Thinking about Leonard Cohen

When my father came home from a tour of duty in Korea around 1970 he brought back some stereo equipment that he’d acquired overseas, including a reel-to-reel tape player/recorder and a number of tapes, both dubbed or bought commercially. I spent a lot of time in our basement listening to the Beatles “Revolver,” Moody Blues “Days of Future Passed” and “In Search of the Lost Chord,” and Leonard Cohen’s “Songs from a Room.” At the time I was more interested in the psychedelia of the first two, but Cohen’s “Bird on the Wire” made a lasting impression, as did the back cover photo of Marianne Ihlen in Cohen’s white-washed room in Hydra, wearing nothing but a towel.

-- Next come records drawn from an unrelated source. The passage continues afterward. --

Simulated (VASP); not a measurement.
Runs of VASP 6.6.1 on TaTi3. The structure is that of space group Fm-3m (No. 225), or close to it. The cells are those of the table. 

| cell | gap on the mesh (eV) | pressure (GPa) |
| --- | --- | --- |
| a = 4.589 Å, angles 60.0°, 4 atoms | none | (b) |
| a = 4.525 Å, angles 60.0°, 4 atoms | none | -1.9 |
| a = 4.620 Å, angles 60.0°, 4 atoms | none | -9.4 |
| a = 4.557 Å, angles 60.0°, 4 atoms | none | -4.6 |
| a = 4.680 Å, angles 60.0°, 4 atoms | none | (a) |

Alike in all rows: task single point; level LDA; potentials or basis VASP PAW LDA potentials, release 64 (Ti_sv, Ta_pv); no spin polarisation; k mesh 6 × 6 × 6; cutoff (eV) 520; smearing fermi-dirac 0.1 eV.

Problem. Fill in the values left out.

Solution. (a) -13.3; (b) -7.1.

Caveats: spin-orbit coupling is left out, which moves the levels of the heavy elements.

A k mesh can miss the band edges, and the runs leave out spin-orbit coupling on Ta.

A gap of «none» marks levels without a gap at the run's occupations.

It wasn’t until adulthood that I began to seriously explore Cohen’s catalog and to discover a kindred spirit. I collected his albums, read his poetry, and got lost in the experimental fiction of his novel, “Beautiful Losers.” It didn’t hurt that he was someone I could sing along to, matching his baritone note for note. The long term effects of subjecting my two elementary-age children to school commutes saturated with the music of L. Cohen have yet to be fully known.

I lamented his infrequent forays into the studio, but understood that he was otherwise occupied, having adopted the robes of a Zen monk. The songs we did have were things of beauty, works of spirit. And then…astonishment… surprise …elation …a new album and, deep into his 70s, a world tour! Followed by a second.

I still feel honored that my sister, Carol, gave me the opportunity to see Leonard with her at Merriweather Post Pavilion in May 2009, and then to be able to see him again a few months later here in Nashville in the company of another dear friend. His late-in-life performances were amazing and moving, to say the least.

His studio output since then as been prodigious by previous standards. Last weekend, my girlfriend and I were listening to his new album, “You Want it Darker,” while riding in my car. It closes movingly, with a reprise of an earlier song, “Treaty,” this time with a string quartet. The tone is elegiac. The final words: “I wish there was a treaty/Between your love and mine.” Was he talking to God? Was he speaking to those he was about to leave? Both, probably. I remarked that at 82 it must be hard for an artist…not knowing whether any statement might be your last. With his triumphal tours and the albums that followed, the man in the Famous Blue Raincoat gave us a late career flourish. I’m thankful for that, as I am for all his work.

He “came so far for beauty.” Thankfully, he “left so much behind.”